On Monday, the CMA said it was discussing with industry participants a proposal to calculate a stock’s closing price using the average in the last 15 minutes of trading, weighted by volume, instead of simply the last trade. This would make it harder for traders to manipulate the closing price.

The CMA also proposed sanctioning listed firms if their accumulated losses exceeded 50 percent of their capital. The current regulation sets a threshold of 75 percent.

Earlier this month, authorities signalled they were serious about such standards by ordering the delisting and liquidation of Saudi Integrated Telecom Co, a relatively small and new firm which had struggled with losses for months.

IMPACT

Share price movements since Sunday suggest some investors are worried by the CMA’s policy. Small-capital and insurance stocks, which are often favoured by speculators, have dropped; Al Ahlia Cooperative Insurance Co plunged its 10 percent limit on Monday and by the same amount on Tuesday. The sector’s index lost 12.3 percent in the last three days.

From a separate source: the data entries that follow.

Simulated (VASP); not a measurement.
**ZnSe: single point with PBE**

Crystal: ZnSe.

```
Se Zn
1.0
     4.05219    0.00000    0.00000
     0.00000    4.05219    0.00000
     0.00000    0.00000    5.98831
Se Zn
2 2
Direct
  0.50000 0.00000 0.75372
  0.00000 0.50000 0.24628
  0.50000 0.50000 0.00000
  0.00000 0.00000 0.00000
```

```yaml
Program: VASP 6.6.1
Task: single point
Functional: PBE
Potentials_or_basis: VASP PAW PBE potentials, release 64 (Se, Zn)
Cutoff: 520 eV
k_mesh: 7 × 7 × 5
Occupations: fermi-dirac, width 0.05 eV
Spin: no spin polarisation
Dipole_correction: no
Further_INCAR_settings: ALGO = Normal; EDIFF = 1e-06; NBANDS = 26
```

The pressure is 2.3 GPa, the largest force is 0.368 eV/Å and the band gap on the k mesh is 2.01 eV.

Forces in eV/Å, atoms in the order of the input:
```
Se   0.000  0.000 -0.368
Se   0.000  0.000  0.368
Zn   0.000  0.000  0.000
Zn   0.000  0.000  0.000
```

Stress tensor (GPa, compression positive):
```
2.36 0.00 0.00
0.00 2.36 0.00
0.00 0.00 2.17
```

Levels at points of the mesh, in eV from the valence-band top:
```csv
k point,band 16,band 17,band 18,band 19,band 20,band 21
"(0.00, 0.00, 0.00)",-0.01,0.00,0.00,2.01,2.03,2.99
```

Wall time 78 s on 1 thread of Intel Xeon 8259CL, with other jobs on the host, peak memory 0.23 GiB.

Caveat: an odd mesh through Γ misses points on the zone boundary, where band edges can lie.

The overall stock market has not suffered much, however, suggesting other investors see benefits in the reforms. The main market index fell 1 percent between Sunday and Wednesday.

Alalaiwat said that in the long term, retail investors would be forced to become more intelligent in their stock picks, rather than simply chasing shares that appeared to have entered an uptrend.

“These new regulations will calm down the market and people will have to start picking stocks with fundamental value.”